# Some of mine



## venomfreak (Dec 4, 2010)

Hi guys, this is my hots at home..hope you all like it.

Tropidolaemus Subannulatus from Borneo








Tropidolemus Wagleri from Sumatra








Tropidolaemus Philipinensis from Samar Island








Trimeresurus Insularis








Trimeresurus Punecius








Boiga Nigriceps








Boiga Multomaculata








Boiga Dendrophila








Bungarus Candidus









Thank you


----------



## Biggys (Jun 6, 2010)

Wow truly stunning :notworthy:


----------



## naja-naja (Aug 26, 2009)

wow those first 2 are amazing!!


----------



## gingersnap (Sep 12, 2010)

Lovin the Mangrove! They are Stunning! :flrt:


----------



## chulainn (Nov 29, 2009)

although the bogias arnt dwa any more great collection the bogias are my faveirouit species


----------



## snakekeeper (Oct 29, 2008)

Stunning snakes... I'm sure that I have seen some of those photos before. Have you posted on any other website?


----------



## venomfreak (Dec 4, 2010)

Thanks all for kind words.


snakekeeper said:


> Stunning snakes... I'm sure that I have seen some of those photos before. Have you posted on any other website?

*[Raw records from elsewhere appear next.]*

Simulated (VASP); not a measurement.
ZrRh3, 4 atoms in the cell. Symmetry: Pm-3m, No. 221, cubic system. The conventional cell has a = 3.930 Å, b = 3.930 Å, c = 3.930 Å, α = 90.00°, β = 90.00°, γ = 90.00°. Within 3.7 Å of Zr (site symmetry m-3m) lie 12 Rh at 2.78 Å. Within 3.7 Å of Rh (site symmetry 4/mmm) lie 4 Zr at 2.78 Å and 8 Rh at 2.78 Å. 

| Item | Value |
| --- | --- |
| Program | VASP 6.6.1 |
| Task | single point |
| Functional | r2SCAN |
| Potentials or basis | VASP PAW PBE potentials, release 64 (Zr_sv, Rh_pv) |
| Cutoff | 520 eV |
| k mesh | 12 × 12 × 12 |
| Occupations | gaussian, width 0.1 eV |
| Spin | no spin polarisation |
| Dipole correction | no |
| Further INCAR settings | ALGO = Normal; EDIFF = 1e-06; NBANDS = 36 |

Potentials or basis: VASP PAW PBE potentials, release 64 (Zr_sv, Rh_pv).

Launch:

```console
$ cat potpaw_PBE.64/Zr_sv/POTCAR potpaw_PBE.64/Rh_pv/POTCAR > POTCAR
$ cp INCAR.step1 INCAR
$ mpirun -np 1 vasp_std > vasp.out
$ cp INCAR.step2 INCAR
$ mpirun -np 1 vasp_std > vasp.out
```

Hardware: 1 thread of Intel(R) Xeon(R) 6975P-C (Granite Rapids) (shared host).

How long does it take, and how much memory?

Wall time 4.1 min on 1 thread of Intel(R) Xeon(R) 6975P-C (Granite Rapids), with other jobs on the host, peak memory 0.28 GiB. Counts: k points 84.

Your absolutly right, ive been posting those pict to SA forum and Venomlist..and now its RFUK


----------



## xvickyx (Jul 21, 2009)

Fantastic collection!!! Loving the _Trimeresurus Insularis
_


----------



## kitti (Mar 8, 2010)

Stunning animals, love the vibrant colours!

Such gorgeous snakes, very jealous. :flrt:


----------